Local zoning · Tuolumne County
Tuolumne County — Landscaping and Screening
Landscaping and Screening under the Tuolumne County local zoning and planning code, with the controlling citations.
Last reviewed: July 3, 2026
Overview
This page summarizes what the Tuolumne County zoning ordinance requires for landscaping, screening, buffers, fences, walls, and trees in the unincorporated areas of Tuolumne County. It pulls the county's development and screening rules (general standards, surface parking screening, outdoor-storage and storage‑container rules, and special standards for self‑storage and historic areas) and explains how they apply by district. For parking‑related landscaping and lot screening see the county Tuolumne County Parking guidance; for how landscaping interacts with other dimensional rules see Tuolumne County Development Standards.
NOTE: these rules apply only in unincorporated areas of Tuolumne County. Verify parcel‑specific requirements with the Community Development Department.
Key county rules (plain list)
- Outdoor storage must be screened by solid walls, finished fencing (including chain link with slats), or drought‑tolerant vegetation that provides screening within one year and is maintained with automatic irrigation where required — § 17.90.040 .

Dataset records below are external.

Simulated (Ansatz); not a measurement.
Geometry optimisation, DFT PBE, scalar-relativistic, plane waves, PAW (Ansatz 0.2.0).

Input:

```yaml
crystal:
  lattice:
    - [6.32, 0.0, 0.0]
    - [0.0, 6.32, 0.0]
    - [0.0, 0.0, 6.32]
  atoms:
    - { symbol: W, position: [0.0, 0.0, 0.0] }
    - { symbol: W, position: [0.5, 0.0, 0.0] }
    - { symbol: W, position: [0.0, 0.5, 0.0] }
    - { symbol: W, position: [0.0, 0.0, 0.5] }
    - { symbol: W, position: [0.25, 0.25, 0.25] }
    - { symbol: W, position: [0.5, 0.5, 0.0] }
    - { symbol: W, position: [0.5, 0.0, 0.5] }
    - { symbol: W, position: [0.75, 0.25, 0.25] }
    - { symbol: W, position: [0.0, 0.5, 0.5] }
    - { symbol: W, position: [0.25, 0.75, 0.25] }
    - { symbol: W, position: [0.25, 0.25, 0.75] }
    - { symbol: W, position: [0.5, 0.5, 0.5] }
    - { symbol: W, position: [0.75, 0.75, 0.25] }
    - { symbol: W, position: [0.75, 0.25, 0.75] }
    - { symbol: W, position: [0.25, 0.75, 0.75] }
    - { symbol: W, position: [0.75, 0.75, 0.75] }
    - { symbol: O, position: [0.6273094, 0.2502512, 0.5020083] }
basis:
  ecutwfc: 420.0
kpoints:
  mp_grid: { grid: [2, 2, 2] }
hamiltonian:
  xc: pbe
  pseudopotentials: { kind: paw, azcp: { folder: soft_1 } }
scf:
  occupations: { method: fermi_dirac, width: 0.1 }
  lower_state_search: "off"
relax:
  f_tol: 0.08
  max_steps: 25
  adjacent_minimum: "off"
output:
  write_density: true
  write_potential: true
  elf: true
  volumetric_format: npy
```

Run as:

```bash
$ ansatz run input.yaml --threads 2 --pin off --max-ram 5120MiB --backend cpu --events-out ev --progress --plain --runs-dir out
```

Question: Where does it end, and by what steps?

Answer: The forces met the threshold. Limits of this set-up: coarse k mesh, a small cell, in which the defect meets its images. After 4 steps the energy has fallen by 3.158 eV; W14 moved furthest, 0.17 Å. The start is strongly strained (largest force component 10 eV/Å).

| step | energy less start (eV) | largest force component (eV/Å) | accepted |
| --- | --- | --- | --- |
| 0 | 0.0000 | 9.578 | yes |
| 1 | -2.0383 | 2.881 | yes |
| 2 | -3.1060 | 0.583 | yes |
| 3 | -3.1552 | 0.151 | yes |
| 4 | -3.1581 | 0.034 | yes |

- Screening heights permitted: screening walls/fences for non‑industrial uses are limited to 8 feet above finished grade; for industrial uses screening may be up to 10 feet — § 17.90.040(D) .
- Surface parking lots for new commercial developments are required to be screened from street views using landscape screening, walls/facades, or public art (but screening must not interfere with sight triangles) — § 17.22.050 .
- Storage containers: must meet setbacks; containers >200 sq ft need building permit; in MU, R, and RE zones only one container (≤360 sq ft) allowed and it must be placed behind or to the side of the principal building; visible containers must be screened with fencing or landscaping; in C, M, BP, P, K districts a landscaping/screening plan must be approved before installation — § 17.90.070 .
- Self‑storage facility standards require outdoor storage to be screened from public view; exterior walls facing streets/residential districts must be decorative block, concrete panel, stucco or similar and include architectural relief; where perimeter fencing is used a minimum 6‑ft security fence (max 8 ft) is required in locations where buildings don’t form a perimeter barrier; screening walls are to be constructed of decorative block, stucco, etc. — § 17.90.080 .
- The Community Development Director and approving authorities can impose conditions (including special setbacks, buffers, fences, walls and screening) as part of Use Permits, Site Development Permits, Planned Unit Development (PUD) approvals, and other discretionary approvals — § 17.98 (Use Permit: conditions & findings) .
- The Historic Combining or H district allows modification or reduction of minimum landscape area with Director approval (landscape credit for planters/window boxes is allowable) — § 17.20.020(C)(3) .
District-by-district landscaping & screening breakdown
Note: where the code gives district‑specific screening rules those are cited below. When the code points to a general requirement (e.g., Chapter 17.90 development standards), that rule applies in the district per the use‑specific provisions.
Residential — R‑1, R‑2, R‑3, RE‑1, RE‑2, RE‑3, RE‑5, RE‑10
- Purpose & typical uses: single‑family and small multi‑family residential, rural estate parcels; open space/residential estates in RE. The zoning chapter confirms landscape and spacing rules apply in these districts (development standards Chapter 17.22 and accessory structure rules in Chapter 17.22) — § 17.22.010–.050 .
- Landscaping & screening specifics: storage containers visible to neighbors must be screened by fencing or landscaping in MU, R, RE zones; detached accessory structures and fences must respect setback projection rules — § 17.90.070 and § 17.22.040 .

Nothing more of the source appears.